This exclusive series on the Supreme Court is based on CNN sources inside and outside the court with knowledge of the deliberations.
Roberts claiming power
The immunity dispute before the justices this spring traced to four criminal counts brought by special counsel Jack Smith against Trump. They arose from the former president’s protest of the valid 2020 election results, as he falsely claimed widespread voter fraud, tried to organize fake slates of electors and encouraged a mob to march toward the US Capitol on January 6, 2021, where the election results were to be certified. Nine people, including five police officers, died in the day’s riots and the months that followed.
Roberts avoided references to that day’s chaos and violence as he found new immunity vested in the Constitution for a former president.
The chief justice also took authorship of a separate January 6-related case, testing an obstruction charge levelled against scores of defendants who tried to disrupt the election certification.
That case, Fischer v. United States, was heard a week before the Trump immunity dispute. Under normal circumstances, a case from the same April session would have been assigned to another justice, perhaps in this situation Samuel Alito, a former prosecutor who dominated during oral arguments and agreed with Roberts on the outcome favoring January 6 defendants.

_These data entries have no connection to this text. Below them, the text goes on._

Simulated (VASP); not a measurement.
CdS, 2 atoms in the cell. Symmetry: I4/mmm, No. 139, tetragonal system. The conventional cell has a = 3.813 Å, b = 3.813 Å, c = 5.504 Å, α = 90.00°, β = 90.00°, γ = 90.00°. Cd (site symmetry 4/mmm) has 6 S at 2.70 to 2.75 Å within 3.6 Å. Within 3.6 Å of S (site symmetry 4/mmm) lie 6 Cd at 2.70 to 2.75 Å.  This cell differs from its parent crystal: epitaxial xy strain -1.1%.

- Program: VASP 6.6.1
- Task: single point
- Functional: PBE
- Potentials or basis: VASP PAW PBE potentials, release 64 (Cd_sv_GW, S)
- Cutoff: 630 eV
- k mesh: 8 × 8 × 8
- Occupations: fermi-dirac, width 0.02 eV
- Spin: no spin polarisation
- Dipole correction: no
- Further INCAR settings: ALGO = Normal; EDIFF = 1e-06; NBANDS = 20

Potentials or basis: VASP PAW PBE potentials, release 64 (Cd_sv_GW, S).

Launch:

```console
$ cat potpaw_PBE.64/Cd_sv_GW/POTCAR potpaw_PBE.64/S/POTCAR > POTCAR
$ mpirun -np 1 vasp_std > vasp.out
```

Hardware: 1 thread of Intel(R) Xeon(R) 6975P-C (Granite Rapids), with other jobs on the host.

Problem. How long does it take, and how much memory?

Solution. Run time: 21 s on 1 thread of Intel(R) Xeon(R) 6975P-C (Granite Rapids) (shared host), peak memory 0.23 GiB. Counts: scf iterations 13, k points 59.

In Fischer, Roberts tersely related the events of January 6, 2021: “As set forth in the criminal complaint … some of the crowd eventually ‘forced entry’ into the building, ‘breaking windows,’ and ‘assaulting members of the U.S. Capitol Police.’ This breach of the Capitol caused Members of Congress to evacuate the Chambers and delayed the certification process.”
As the justices were drafting opinions, the court hewed to age-old routines. Law clerks arranged their traditional end-of-term skit for late June. Roberts and Justice Clarence Thomas continued with their planned reunions of former law clerks. And Roberts, for the first time in several years, readied to teach in a summer program abroad sponsored by New England Law Boston in Galway, Ireland.
Justices weren’t in a hurry to hear the case
The immunity case first arrived at the justices’ door in December. Seeking to move the prosecution along, Smith had tried to persuade the court to take early review of the case, before US appellate court action. After the US appellate court ruled, Smith urged them to let the decision – which had spurned the Trump claim of immunity – stand.
Both efforts by the special counsel were in vain. Sources told CNN that there was broad understanding among the justices that they would need to decide the matter themselves, and only after the usual appellate court hearing.
The justices’ decision not to hold arguments until late April, however, compressed the time for negotiations among the nine. That April consideration also meant that by the time the case was put to a vote, on April 26 nearly 60 other cases had been decided and the justices knew how deep the ideological and political divide was.
(The number of cases decided by 6-3 votes jumped this year, according to statistics compiled by Adam Feldman and Jake Truscott of EmpiricalSCOTUS. Of the total 22 cases decided by 6-3 votes, 11 were along the familiar conservative-liberal lines. They also found that Roberts was most frequently in the majority during the session at 96.6%.)
The justices during the nearly three hours of varied questions in the multi-faceted case on April 25 suggested a certain measure of vindication for Trump on some of his lower court loss, but not without acceptance of some of the arguments from the special counsel.
In their private session on the case the next day, however, the votes on the core issue lacked any ambiguity and Roberts was ready to write with bold strokes that a former president is entitled to presumptive, if not absolute, immunity for all official acts. Further, Roberts’ construction of official acts, as opposed to private ones, was extensive.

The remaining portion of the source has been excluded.